A security graph is not just a better investigation tool. It is a control plane for exposure management. It shows what could happen before a breach, what is reachable during one, and what data was touched after the fact. Those are three distinct capabilities, and they operate at three different points in the attack lifecycle.

Most security programs over-index on the third one.

The Distinction That Matters

Before going further, it helps to be precise about what the graph is doing in each phase.

Attack path analysis answers: what could happen? Given your current environment, what chains of relationships could an attacker exploit to reach a high-value target? This is pre-breach intelligence. It lets you find and break paths before anyone walks them.

Blast radius assessment answers: what is reachable right now? Given a compromised identity, device, or service account, what systems, data, and resources fall within its reach? This is incident-time intelligence. It compresses scope assessment from hours to seconds.

Incident graph reconstruction answers: what appears to have happened? Given observed activity, what is the sequence of entities and relationships involved? This is post-event intelligence. It builds the timeline and connects the chain.

Traditional security operations focuses almost entirely on the third. Graph-based security operations uses all three, and uses them in order.

Before the Breach: Finding Attack Paths

Every organization has attack paths. Most of them are invisible until an attacker finds them first.

The obvious ones are well understood. A domain admin account logging into a developer workstation creates a direct path. If that workstation is compromised, the attacker has domain admin credentials. Policies exist against this because the risk is intuitive.

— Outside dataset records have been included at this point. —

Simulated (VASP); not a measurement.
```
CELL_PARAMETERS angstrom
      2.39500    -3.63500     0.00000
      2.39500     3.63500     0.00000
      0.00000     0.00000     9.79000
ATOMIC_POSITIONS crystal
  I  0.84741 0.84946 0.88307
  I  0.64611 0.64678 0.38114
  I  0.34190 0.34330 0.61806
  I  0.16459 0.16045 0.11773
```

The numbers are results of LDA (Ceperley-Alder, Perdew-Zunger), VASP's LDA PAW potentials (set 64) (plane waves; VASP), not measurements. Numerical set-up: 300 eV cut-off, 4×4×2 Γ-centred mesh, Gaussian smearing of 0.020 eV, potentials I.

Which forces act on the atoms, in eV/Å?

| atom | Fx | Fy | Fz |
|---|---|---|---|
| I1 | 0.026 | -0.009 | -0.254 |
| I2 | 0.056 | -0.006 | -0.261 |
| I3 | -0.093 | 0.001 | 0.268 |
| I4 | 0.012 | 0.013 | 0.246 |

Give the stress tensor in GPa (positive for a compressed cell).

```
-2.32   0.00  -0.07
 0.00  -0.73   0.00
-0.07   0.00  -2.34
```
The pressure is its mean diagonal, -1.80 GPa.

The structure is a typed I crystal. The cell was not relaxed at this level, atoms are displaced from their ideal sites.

The dangerous ones are not obvious at all, because the risk is emergent rather than explicit.

Consider this chain: a service account with read access to a configuration file that contains database credentials, running on a server that a contractor VPN can reach, connecting to a database that stores customer PII. That is a four-hop path from external access to sensitive data.

Here is what makes it hard to find: every individual relationship in that chain is justified. The service account needs read access to do its job. The credentials need to be in the config file. The server needs to be reachable from the VPN for legitimate business reasons.

Every individual relationship is justified. The problem is the path they create when combined.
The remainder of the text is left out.